I write Sage code in basically two ways: library-like code and experiment code. Libraries is for code in Sage proper or for my own, more idiosyncratic library of amassed code. For this purpose, sage-mode is already pretty good, in particularly with the function sage-send-buffer.
For experimentation, however, I work similar to how one does in the Notebook: I get simple code creating lots of top-level objects, which are various instances of my library code, and I am interested in results of computations on these. Each such computations almost always span multiple lines of setup and post-processing. For most experiments, I also end up with a few specifically tailored helper-functions. Obviously, I don't want to write too much of such code directly in the sage-shell since I would loose it.
My solution is the following: I put such code in .sheet files and rarely write anything but names of objects directly in the shell.
I have the concept of "blocks", which is similar to one box of code in the Notebook. In source, I delimit these with ###-comment lines (and blank lines for overview). I then have a simple function sage-send-current-block for evaluation, as well as move functions sage-backward-block and sage-forward-block.
I also wrote sage-eval-next-block for when I am standing in the sage shell: it jumps to the last visited .sage/.sheet file, evaluates the current block, and returns to the shell. Since sage-send-current-block moves to the beginning of the next block after evaluation, repeatedly calling this sage-eval-next-block is a convenient way to evaluate several blocks in a row from the same source file.
I am intending this pull request as an RFC, so progress and fixes more easily can be discussed. I have also not created or modified a real Emacs package before, so I might have done something stupid. That said, I think the code works as intended.
You spotted a mistake in the forward/backward code. I'll describe now the
behaviour I desire, and your sharp Emacs eye can tell me if I succeeded with the
One is "inside" of a block whenever the cursor is not inside a delimiter or
just behind the first character of a delimiter.
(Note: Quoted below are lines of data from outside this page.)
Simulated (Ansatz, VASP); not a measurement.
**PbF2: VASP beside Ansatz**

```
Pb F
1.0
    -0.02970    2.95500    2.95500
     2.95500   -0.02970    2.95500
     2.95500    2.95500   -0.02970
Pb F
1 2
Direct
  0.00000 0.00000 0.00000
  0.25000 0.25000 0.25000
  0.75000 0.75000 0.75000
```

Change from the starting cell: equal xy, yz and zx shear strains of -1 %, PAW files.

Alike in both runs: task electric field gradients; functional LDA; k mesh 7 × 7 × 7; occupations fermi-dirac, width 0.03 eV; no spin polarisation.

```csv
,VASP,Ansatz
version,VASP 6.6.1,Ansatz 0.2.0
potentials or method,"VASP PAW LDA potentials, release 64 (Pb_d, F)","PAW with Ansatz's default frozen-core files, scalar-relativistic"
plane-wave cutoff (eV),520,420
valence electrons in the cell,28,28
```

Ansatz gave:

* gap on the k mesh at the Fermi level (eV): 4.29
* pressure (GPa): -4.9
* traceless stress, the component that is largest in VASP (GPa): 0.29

When inside a block, ``sage-backward-block'' should take the cursor behind the
first character of the latest delimiter, whose end is before the point. That
is, if you're in the middle of a delimiter, go to the delimiter before it.
When inside a block, ``sage-forward-block'' should go to the start of the next
delimiter. I.e. if you're standing in the middle of a delimiter, go to the
beginning of the one after this.
When inside a block, ``sage-send-current-block'' will mark from backward-block to forward-block.
When just before a delimiter (i.e. "outside a block") sage-backward-block''
goes to the beginning of the previous delimiter.sage-forward-block'' goes
to the next. sage-send-current-block'' sends from just before the delimiter
we're on and untilsage-forward-block''.
Due to the above, sage-send-current-block will need a special case: it has to
behave differently than sage-backward-block if it is standing on a delimiter.
I think it is too invasive to override paragraph movement. You might well make a
rather long block, and in that case, would want to preserve paragraph moving. I
use Evil mode, so "}" is forward paragraph for me (and I use this all the time,
also when editing Sage code).
Can you suggest a different standard binding, more Pure Emacsy®?
I assume that the paragraph-moving functions should not push the mark? As an Evil user, I use the mark all the time for "history" of we're I've been, but that's not so Emacsy as far as I understand?
I looked through your changes and some made the code more robust, some more usable (like the args), and some I didn't quite get. Why, for example, do you prefer search-forward-regexp with third argument nil and then manually move the point to max-point, instead of having search-forward-regexp doing it itself?